I am hoping to get some advice for examining differences in reaction times (repeated sampling) as a measure of cognitive load between groups.
Dataset: The response variable I am using is reaction times in ms relative to the mean(baseline RT) collected at multiple time points during a task. A small number (~.7%) includes negative reaction times given that RT = RT during task - mean baseline RT. Range of dataset is -125 to 3000 ms. Additionally, there are some missing response data points (177 out of 1764).
Plan: I am interested in using a generalized mixed-effect regression model (lme4::glmer) to examine differences between groups across time (fixed effects), with subjects as the random effects: RT ~ group:time + (1|subject). My plan is to use Inverse Gaussian GLMM with identity link function (as suggested in Lo and Andrews 2015).
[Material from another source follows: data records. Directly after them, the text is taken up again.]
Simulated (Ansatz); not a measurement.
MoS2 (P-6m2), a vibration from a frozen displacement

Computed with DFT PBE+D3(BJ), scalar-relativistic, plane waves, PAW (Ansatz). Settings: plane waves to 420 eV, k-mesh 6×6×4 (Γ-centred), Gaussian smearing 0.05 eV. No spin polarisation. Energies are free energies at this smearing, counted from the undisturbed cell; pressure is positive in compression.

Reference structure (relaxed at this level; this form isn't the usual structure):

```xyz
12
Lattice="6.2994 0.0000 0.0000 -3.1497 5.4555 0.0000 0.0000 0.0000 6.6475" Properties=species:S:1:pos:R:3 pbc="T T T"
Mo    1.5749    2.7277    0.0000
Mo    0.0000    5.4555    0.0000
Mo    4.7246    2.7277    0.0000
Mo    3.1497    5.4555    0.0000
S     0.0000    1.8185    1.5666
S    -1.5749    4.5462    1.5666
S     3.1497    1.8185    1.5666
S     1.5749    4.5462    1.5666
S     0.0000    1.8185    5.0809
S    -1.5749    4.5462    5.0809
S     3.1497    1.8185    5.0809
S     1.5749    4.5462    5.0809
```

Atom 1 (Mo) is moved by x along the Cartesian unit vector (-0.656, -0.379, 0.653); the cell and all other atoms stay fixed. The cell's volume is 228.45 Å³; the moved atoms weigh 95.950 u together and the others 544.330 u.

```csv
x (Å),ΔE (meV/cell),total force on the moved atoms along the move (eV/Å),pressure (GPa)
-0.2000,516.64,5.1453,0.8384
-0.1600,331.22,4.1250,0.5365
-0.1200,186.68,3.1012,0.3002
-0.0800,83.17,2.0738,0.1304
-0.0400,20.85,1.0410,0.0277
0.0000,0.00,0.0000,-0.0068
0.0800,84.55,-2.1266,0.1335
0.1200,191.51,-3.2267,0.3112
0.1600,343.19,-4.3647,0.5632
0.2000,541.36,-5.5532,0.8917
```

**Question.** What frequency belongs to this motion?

However, I am running into two issues:
- First issue that my dataset includes negative response times and I am wondering if anyone has suggestions for how to deal with this? My thoughts are to shift the data by adding a constant (e.g., Y + min(Y)) however I am not sure if this is appropriate. Does anyone have any advice or articles on how to handle this?
- Even when dealing with all positive values (Y + min(Y)), I get the below error. I see that other people are also having this error with lme4::glmer but I haven't been able to find a clear reason for why this is happening other than it may be because of the NaN values. Does anyone know of the reasoning for this and/or any other packages to use for this type of analysis?
Error in (function (fr, X, reTrms, family, nAGQ = 1L, verbose = 0L, maxit = 100L, :
(maxstephalfit) PIRLS step-halvings failed to reduce deviance in pwrssUpdate
Any insights into issues 1 and/or 2 would be much appreciated!